Calculating the Lifetime of J/ψ Meson Using the Uncertainty Principle

[airkapp]

I'm just being introduced to particle physics and wondering if I'm going about this correct..can someone help me? thanks

The measured width of the J/ψ meson is 88 keV. Estimate its lifetime.

Lifetime (s) of J/ψ meson is 8E-21 s
Using uncertainty principle: ΔE = h/2πΔt isolate for delta t?
8E-21s – 5E-22s
= 7.5E-21 s ?

 

[dextercioby]

Yes,u have to use the uncertainty time-energy...It should be ~$7\cdot 10^{-21}s$

Daniel.

 

[airkapp]

Yes,u have to use the uncertainty time-energy...It should be ~$7\cdot 10^{-21}s$

Daniel.

thanks Daniel,

sorry to bother you again but do you think you can detail that out for me a little more..I think I'm having a little trouble following the steps of proportion to get $7\cdot 10^{-21}s$

thanks

 

[dextercioby]

Okay.Assume the general uncertainty relation being satisfied in the equality limit also for time & energy (nice discussion on this relation,chapter 2 of [1]).

$$\Delta E\Delta t=\frac{\hbar}{2}$$

Therefore

$$\Delta t=\frac{\hbar}{2\Delta E}\simeq\frac{6.626\cdot 10^{-34}\mbox{Js}}{4\pi\cdot 88\cdot 10^{3}\cdot 1.6\cdot 10^{-19}\mbox{J}}\simeq 3.74\cdot 10^{-21} \mbox{s}$$

The difference from the prior result (post #2) comes from using $=\frac{\hbar}{2}$ instead of $\approx\hbar$ which is cusomery as well.


Daniel.


------------------------------------------------------
[1] J.J.Sakurai,"Modern Quantum Mechanics",any of the 2 editions.

 

[dextercioby]

Hmmmm,something weird here. The above message appears as unposted. Can anyone see it...?

Daniel.

 

[airkapp]

Okay.Assume the general uncertainty relation being satisfied in the equality limit also for time & energy (nice discussion on this relation,chapter 2 of [1]).

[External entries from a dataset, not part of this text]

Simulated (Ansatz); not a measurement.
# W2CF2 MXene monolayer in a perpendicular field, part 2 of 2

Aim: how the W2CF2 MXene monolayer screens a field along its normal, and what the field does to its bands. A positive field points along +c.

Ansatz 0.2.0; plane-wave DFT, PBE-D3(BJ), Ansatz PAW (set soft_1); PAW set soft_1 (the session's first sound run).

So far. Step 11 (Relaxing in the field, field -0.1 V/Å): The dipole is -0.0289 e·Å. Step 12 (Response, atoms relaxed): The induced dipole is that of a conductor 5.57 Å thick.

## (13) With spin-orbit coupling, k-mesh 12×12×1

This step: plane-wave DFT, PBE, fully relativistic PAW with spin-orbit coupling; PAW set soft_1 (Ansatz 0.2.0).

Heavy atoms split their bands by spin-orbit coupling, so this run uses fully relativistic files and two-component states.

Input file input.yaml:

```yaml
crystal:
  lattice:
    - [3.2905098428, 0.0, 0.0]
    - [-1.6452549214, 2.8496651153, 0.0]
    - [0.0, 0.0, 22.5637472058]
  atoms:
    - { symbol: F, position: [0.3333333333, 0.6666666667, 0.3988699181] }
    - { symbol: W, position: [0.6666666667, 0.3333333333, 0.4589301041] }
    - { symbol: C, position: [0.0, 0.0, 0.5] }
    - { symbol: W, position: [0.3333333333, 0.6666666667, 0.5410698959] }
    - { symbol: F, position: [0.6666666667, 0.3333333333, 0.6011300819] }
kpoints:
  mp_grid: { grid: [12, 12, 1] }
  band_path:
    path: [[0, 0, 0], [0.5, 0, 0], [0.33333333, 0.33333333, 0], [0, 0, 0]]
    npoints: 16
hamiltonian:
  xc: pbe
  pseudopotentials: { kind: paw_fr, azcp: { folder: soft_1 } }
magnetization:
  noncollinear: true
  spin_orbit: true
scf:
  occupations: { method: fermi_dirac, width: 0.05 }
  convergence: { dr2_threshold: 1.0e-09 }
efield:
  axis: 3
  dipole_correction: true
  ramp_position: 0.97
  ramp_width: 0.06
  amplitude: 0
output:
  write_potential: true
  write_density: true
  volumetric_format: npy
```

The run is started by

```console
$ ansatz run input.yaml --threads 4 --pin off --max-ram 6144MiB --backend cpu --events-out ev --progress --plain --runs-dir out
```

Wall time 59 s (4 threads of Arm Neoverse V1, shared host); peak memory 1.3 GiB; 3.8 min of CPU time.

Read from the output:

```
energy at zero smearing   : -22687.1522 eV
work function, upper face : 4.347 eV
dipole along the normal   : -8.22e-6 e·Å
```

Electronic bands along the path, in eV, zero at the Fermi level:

$$\Delta E\Delta t=\frac{\hbar}{2}$$

Therefore

$$\Delta t=\frac{\hbar}{2\Delta E}\simeq\frac{6.626\cdot 10^{-34}\mbox{Js}}{4\pi\cdot 88\cdot 10^{3}\cdot 1.6\cdot 10^{-19}\mbox{J}}\simeq 3.74\cdot 10^{-21} \mbox{s}$$

The difference from the prior result (post #2) comes from using $=\frac{\hbar}{2}$ instead of $\approx\hbar$ which is cusomery as well.


Daniel.


------------------------------------------------------
[1] J.J.Sakurai,"Modern Quantum Mechanics",any of the 2 editions.

thankyou Daniel,

I see now. But why did you use 4pi instead of 2pi?

thanks,
Jason

 

[dextercioby]

It comes from

$$\frac{\hbar}{2}=\frac{h}{4\pi}$$.​

Daniel.